Starring: Seth Rogen, Joseph Gordon-Levitt, Anthony Mackie
Directed by: Jonathan Levine (“50/50”)
Written by: Jonathan Levine (“The Wackness”) and Kyle Hunter (debut) & Ariel Shaffir (debut) and Evan Goldberg (“Superbad”)
As Christmas rolls around every year, three buddies – Isaac (Seth Rogen) Ethan (Joseph Gordon-Levitt), and Chris (Anthony Mackie) – convene to hit up different traditional Christmas things around New York City, like the Rockefeller Center tree, FAO Schwartz, et cetera. It’s a tradition they started 15 years ago to cheer up Ethan after the tragic loss of his parents to a car accident, but as they’ve grown older and acquired careers and families of their own, they mutually agree to shut the celebration down after one last drug-fueled blowout culminating in a mythical Jay Gatsby-level party known as The Nutcracka Ball.
Look, it’s not as if “The Night Before” is without laughs, but they are all centered on Rogen’s character, tripping balls throughout the night on a box of drugs given to him by his wife (Jillian Bell) as one last hurrah before their daughter is born. Gordon-Levitt’s Ethan is saddled with the maudlin story of a lonely man-child and a half-cooked relationship backstory with former long-term girlfriend Diana (Lizzy Caplan), and Anthony Mackie’s Chris – apparently a star NFL player! – spends the majority of the runtime doing things no person of his caliber of fame could or would do, like walking around NYC almost unnoticed and buying weed from a small-time drug dealer. Its Mackie’s story that draws into relief the biggest problem with the film: it just doesn’t go as far off the deep end into insanity as it should. Flashes of absurdity, like the ultimate resolution of Michael Shannon’s creepy pot merchant or the welcome, weird narration from Tracy Morgan, are nice touches that pepper a rushed, unfocused narrative.

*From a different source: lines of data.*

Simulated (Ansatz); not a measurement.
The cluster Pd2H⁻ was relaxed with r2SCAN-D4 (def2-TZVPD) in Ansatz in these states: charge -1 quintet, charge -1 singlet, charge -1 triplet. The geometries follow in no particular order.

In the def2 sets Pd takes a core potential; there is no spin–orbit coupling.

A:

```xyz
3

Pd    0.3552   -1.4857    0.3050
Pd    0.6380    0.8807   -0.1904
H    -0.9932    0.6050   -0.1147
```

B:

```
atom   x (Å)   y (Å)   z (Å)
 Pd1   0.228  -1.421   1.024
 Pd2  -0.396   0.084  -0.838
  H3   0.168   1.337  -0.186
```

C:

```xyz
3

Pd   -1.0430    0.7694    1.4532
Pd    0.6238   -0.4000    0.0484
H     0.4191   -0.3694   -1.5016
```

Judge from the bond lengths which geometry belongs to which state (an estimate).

Director Jonathan Levine, who expertly weaved comedy and drama together with Gordon-Levitt and Rogen in 2011’s excellent “50/50,” seems intent on turning in a mash-up of that film and “Pineapple Express,” and the result is about as messy and scattershot as you would expect from that description. Hilarious hallucinogenic freak outs are butted up against would-be poignant scenes of a young man dealing with his parents’ untimely death, only to be followed by another hilarious and inadvertent conversation about dick pics. But with the clashes of tone, a narrative that makes too little sense and has too few laughs to bail it out, “The Night Before” arrives under the tree as a big box of not enough of what anyone wants.